KEYSTONE SKI RESORT, Colo. (CBS4) – The body of a Colorado man who was missing after an avalanche or series of avalanches in Summit County near Keystone Resort has been found.
Kevin Kuybus, 46, is the 10th person to die in an avalanche this season in the U.S. and the fourth since Sunday.
The Summit County Sheriff’s office said a 2,000 foot long avalanche was reported at noon on Monday in a backcountry area south of the ski resort. Keystone Resort officials also confirmed the slide.
Kuybus is from Highlands Ranch. His friend he was skiing with also got caught in the avalanche and was able to dig himself out. He couldn’t find Kuybus, and so he walked to Tiger Road, located near the town limits of Breckenridge.
Search and rescue teams started an intensive search for Kuybus at the area where the slide or slides happened, and it continued Tuesday morning. Part of the rescue effort included avalanche mitigation work to make sure the rescue crews were safe. Dogs were being used in the search.
“The avalanche was in an area called Vega Bowl, which is off of Outback at Keystone in an out-of-bounds area,” Charles Pitman from the Summit County Rescue Group said. “We spent several hours yesterday combing the debris field. We were not successful in locating the individual so we came back today.”
Pitman said it appeared that two slides had merged.
“Because of that there was sort of a “V” shape in the middle that had no slide. Keystone Patrol was able to get up there and mitigate that and make it safe for the rest of us to go in.”
Pitman said Kuybus had tracking chips in his boots and that’s how he was able to be located.

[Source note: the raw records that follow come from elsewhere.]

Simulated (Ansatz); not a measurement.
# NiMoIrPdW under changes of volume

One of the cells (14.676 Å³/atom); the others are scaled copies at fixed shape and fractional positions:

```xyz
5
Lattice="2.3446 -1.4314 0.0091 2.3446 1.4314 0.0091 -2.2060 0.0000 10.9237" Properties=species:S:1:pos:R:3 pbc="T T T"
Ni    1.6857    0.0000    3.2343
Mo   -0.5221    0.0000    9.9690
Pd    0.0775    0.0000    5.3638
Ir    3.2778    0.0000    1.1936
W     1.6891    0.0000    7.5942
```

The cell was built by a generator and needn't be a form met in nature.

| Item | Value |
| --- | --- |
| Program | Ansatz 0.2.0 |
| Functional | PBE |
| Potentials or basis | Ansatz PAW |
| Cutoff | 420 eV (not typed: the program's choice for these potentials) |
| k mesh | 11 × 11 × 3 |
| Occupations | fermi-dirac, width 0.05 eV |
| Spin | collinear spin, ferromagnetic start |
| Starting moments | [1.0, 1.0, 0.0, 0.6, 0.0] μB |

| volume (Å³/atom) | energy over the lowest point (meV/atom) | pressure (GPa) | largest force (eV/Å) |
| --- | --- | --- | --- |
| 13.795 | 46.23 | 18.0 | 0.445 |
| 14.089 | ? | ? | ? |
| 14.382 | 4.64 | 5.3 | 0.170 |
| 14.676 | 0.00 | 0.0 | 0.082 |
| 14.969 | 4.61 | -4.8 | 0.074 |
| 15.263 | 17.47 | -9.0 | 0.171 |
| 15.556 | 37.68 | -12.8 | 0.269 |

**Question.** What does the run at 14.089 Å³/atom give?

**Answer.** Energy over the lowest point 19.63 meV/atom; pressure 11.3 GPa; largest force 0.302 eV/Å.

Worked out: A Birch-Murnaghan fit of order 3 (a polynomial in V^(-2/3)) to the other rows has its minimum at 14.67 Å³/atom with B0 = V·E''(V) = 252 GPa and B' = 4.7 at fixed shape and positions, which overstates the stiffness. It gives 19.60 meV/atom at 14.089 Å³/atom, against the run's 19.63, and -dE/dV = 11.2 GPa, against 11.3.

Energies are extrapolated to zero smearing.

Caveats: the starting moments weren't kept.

The avalanche was reportedly as deep as 9 feet in some places.
The search effort was described as follows: “Roughly 40 representatives, including four dogs, from Keystone Ski Resort, Arapahoe Basin Ski Area, Breckenridge Ski Resort, Summit County Rescue Group, Vail Mountain Rescue, Alpine Rescue Team and the U.S. Forest Service will be on-scene today to continue the search.”
It’s not clear whether the slide was triggered by the skiers or not. Volunteers involved in the search also told CBS4 they weren’t sure how the skiers got to the terrain they were skiing on when the avalanche happened.
Skiing in the backcountry is currently considered very dangerous due to the likelihood of avalanches after several days of heavy snowfall.
“Keystone Ski Patrol is constantly monitoring conditions and assessing the safety of the snow and regularly performs thorough avalanche mitigation across the resort’s in-bounds terrain,” resort officials said in a statement. “Anyone accessing the backcountry should consult the (Colorado Avalanche Information Center) avalanche forecast.”